DIXFIELD — The Regional School Unit 56 board of directors voted Tuesday evening to apply for a $211,000 state grant to build private bathroom stalls at Dirigo High School to accommodate students who are still exploring the possibilities of their gender expression and/or gender identity.
Superintendent and high school Principal Pam Doyen said staff have “come across a situation where we have gender-expansive students who legally and rightfully can use the bathroom of their choice.”
She said she heard from people whose gender identity aligns with the sex they were assigned at birth who “were upset because students who are gender-expansive were using their bathrooms.” She said she understood their “concern and frustration” and discomfort.
She also asked the school’s Gay Straight Trans Alliance student group to help “come up with a plan of action that will make everybody comfortable here at DHS.” She said they were “very gracious” about working with her to come up with a solution.
The group agreed to continue to use the gender-neutral bathrooms, but if those were not available they would use the nurse’s station bathroom, Doyen said in an email Thursday.
The high school has two gender-neutral, single-use bathrooms and two multiuse bathrooms for boys, each with two stalls and two urinals, and two multiuse bathrooms for girls, each with four stalls.
Doyen said she realized, as did Bonnie McKenna, parent of a DHS student, who complained about the issue during public comments at the start of the meeting, that the gender-neutral bathrooms are preferred by many students “because it’s the only place you can go into a bathroom singly and kind of have your own privacy.”
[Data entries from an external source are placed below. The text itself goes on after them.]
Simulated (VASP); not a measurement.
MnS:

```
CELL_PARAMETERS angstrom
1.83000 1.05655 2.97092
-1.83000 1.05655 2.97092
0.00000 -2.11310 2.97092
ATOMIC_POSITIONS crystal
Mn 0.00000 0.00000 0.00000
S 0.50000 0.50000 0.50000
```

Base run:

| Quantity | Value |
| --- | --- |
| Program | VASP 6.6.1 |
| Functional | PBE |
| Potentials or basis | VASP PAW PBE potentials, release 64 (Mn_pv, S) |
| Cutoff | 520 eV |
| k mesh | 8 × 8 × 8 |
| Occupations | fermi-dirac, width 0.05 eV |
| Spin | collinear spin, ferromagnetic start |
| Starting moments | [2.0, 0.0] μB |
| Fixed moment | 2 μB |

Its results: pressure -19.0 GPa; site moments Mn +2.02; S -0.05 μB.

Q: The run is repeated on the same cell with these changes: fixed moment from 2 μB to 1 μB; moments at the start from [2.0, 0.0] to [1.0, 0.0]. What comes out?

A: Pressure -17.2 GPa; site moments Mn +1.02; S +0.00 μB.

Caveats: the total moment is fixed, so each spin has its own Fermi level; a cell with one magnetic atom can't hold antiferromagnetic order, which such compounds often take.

She also said she had spoken with the district attorney who said that since the school is an older building “the best route would be to have all single-use bathrooms if at all possible” to allow for all students “to use the bathroom of their choice.”
Whether or not the district receives the renovation grant from the Maine Department of Education, the use of it would go to a vote for residents Dixfield, Canton, Carthage and Peru, she said.